So, we should not retaliate when insulted - in modern language, we should not stoop to the level of the other person. To do so is to invite anger and bitterness into our hearts. Nevertheless, this doesn't mean that we should simply lie down and accept all the evil that is being done in the world. Nor should we remain silent.

But the person who has sinned is made in God's image, is one of the people Jesus lived and died for, and is someone we are called upon to forgive. As God forgives us, so we must forgive others.

2 comments:

Simon-Peter said...

"The Christian theologian Lewis Smedes said, "When we forgive evil we do not excuse it, we do not tolerate it, we do not smother it. We look the evil full in the face, call it what it is, let its horror shock and stun and enrage us, and only then do we forgive it."

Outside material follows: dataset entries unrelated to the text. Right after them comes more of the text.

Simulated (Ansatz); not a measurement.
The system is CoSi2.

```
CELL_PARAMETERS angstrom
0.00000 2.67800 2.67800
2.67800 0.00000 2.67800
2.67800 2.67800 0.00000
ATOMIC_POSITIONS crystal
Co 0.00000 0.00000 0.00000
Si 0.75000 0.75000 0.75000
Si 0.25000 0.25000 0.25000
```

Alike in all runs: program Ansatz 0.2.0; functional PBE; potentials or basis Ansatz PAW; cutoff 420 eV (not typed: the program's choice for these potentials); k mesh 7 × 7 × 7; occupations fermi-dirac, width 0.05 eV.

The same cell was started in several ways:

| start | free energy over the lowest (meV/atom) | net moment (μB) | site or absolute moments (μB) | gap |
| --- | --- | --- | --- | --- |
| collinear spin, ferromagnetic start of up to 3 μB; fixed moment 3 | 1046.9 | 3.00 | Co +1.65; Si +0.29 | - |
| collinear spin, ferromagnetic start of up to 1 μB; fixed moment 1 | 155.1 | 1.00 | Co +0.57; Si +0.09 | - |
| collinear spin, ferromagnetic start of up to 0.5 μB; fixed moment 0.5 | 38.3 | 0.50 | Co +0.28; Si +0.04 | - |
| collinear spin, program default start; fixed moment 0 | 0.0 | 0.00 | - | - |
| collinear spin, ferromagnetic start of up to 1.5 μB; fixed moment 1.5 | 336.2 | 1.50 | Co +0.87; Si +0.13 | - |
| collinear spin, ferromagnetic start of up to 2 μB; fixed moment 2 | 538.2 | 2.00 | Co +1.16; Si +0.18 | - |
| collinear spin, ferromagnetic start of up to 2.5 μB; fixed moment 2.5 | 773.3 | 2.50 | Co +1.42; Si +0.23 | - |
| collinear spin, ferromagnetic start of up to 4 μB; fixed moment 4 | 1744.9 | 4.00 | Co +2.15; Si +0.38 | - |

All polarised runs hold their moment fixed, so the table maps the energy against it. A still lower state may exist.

This is not quite right: was this man a Catholic? It is not possible to forgive evil, only the person who did the evil which is defined as the good wrongly ordered or a negation of good. Stictly speaking, "evil" is nothing, it has no substance, it is an absence. Neither are we called to look evil in the face as a blanket rule and just stand there, we are called to avoid occasions of sin, and for many, scripture counsels to run from evil immediately lest you fall through presumption. In anycase, another issue is the temptations that present themselves to us in the interior forum. I swear, this mans counsel, if applied to this issue is again the height of presumption and tempting God. One does not wait for a temptation to present iself fully to the mind, to be fully comprehended! As soon as the hint of a sniff of a whiff beings to present itself one moves to dismiss it, to do just what he counsels against, "smother" it, make war on it immediately. One should not permit the temptation (if possible) to solidify in the mind, lest the next step, the consent of the will to the evil presented happens and we sin thereby. Think of it like this:

Your intellect is to know God, and you cannot love what you do not know (and as I say above in your other post, protestants do not know God very well). Your will is to love God. Your memory is to remember, or be recollected of God.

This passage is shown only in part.